WHAT THE OTHER PAPERS SAY THIS MORNING
FINANCIAL TIMES
EU targets Google mobile services
Europe’s antitrust enforcer is demanding that Google makes sweeping changes to its mobile services as it paves the way to serve formal charges against the company for anti-competitive behaviour should talks over a settlement collapse. The regulator is worried about how Google favours its own products in search results; “copies” content from rivals without permission; shuts out competition with its advertising agreements with other websites, and restricts advertisers from moving online ad campaigns to rival search engines.
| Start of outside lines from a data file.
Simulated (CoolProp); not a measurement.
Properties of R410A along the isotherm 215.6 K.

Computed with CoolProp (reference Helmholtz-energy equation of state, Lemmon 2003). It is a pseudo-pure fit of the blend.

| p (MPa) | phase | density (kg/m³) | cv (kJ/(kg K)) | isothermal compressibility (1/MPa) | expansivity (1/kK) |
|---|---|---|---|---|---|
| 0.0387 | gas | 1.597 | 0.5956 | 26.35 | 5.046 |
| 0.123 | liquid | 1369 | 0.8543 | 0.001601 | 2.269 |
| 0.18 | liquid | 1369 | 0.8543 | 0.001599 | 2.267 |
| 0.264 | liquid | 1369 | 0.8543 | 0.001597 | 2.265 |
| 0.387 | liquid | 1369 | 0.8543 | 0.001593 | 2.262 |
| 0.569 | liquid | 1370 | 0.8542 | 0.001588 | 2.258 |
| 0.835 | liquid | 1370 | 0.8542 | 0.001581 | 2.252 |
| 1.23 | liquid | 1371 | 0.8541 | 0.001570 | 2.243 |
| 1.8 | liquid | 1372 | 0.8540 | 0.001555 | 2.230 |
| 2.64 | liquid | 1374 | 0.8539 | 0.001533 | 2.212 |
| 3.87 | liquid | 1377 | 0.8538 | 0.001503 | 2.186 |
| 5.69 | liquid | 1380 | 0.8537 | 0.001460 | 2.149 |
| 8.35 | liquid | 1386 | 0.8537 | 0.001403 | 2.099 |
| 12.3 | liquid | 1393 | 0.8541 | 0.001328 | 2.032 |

Regulator prepares wider Libor inquiry
The UK’s Financial Services Authority is gearing up to enlarge its investigation into the manipulation of benchmark interest rates, which has until now focused on seven financial institutions. The FSA has decided to include more companies as part of its inquiries and more individuals will also be studied as a result.
Anadarko shelves Brazilian sale
The US oil company Anadarko has shelved plans to sell its Brazilian assets highlighting how western majors are cooling towards a country once considered the most exciting frontier in global oil.
THE TIMES
Lombard bars trader for ‘rate rigging’
Lombard Odier Investment Managers has barred one of its portfolio managers from trading while it investigates his possible links with the rate-rigging scandal. The firm said yesterday that Michael Zrihen was “no longer trading” while it actively investigated the situation.
Deal will bring valleys up to speed
Superfast broadband is set to light up the Welsh valleys after BT won one of the first government-subsidised contracts to lay fibre optic cables across the principality.
The Daily Telegraph
LSE in merger talks with Singapore
The London Stock Exchange Group is in talks with the owner of the Singapore exchange about a potential £7.2bn merger. The British bourse is understood to have held a series of informal conversations with Singapore Exchange, its Asian rival, about a formal tie-up.
Drought threatens food crisis
America’s worst drought since 1956 is threatening the world with a fresh food crisis, pushing wheat prices to levels not seen since the last crisis in 2008.
THE WALL STREET JOURNAL
Samsung fail to lift Galaxy Tab ban
A US federal appeals court yesterday refused to lift an injunction banning sales of Samsung’s Galaxy Tab 10.1 touchscreen tablet at the request of Apple. Last month a judge ruled that Samsung violated Apple’s design patent by making a device that looks similar to the iPad.
Ex-CEO says Duke wanted to end deal
Bill Johnson, ousted as chief executive of Duke Energy hours after its $26bn merger with Progress Energy, told regulators that Duke had long been trying to scuttle the deal.